Java wins here — driven mostly by team expertise (weight 30) and correctness, both of which a payments system rightly prizes. Note how the weights, not the raw scores, decided it: Go scored highest on performance, but performance was only weight 20, while the team already knew Java cold.


3. The matrix is a thinking tool, not an oracle

The number is where the conversation starts, not where it ends. Two disciplines keep the matrix honest:

Sensitivity check. Ask: "how much would a weight have to change to flip the answer?" If dropping "team expertise" from 30 to 20 makes Go win, then your decision is really about how much you value existing expertise — so debate that, explicitly, rather than the totals. A decision that flips under small weight changes is a close call; say so out loud.

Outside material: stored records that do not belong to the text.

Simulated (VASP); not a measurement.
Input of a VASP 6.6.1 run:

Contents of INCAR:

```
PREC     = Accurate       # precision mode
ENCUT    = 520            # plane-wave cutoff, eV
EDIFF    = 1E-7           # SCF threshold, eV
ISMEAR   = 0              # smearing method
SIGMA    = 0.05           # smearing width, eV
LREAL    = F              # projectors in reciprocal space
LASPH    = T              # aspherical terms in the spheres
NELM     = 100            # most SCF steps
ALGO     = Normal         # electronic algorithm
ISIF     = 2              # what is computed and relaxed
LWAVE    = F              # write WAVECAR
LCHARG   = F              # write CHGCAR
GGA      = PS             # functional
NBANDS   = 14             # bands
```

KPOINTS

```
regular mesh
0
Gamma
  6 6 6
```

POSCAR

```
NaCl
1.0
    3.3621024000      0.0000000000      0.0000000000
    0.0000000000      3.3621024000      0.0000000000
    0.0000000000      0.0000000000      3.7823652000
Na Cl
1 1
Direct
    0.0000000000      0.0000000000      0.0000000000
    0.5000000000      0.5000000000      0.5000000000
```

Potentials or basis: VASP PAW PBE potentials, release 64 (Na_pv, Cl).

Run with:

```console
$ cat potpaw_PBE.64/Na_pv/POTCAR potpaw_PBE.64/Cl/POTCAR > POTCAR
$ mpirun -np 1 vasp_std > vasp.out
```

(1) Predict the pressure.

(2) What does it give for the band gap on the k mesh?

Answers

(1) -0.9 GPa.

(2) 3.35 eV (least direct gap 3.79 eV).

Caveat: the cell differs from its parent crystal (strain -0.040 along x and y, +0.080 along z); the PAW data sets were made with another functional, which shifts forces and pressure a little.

The gut-check override. If the matrix says Java but every experienced person feels uneasy, the matrix is missing a criterion. Don't override the gut silently — find the unnamed factor ("Java's startup time hurts our serverless deploys") and add it as a row. The matrix should capture your judgment, not replace it. When the number and the gut disagree, one of them is wrong, and finding out which is the actual work.

Anti-pattern: reverse-engineering the matrix. Deciding the winner first, then tuning weights until the spreadsheet agrees. This is worse than no matrix — it launders a bias as analysis. If you catch yourself nudging a weight to "make it come out right," stop: you've already decided, so just say so and defend it directly.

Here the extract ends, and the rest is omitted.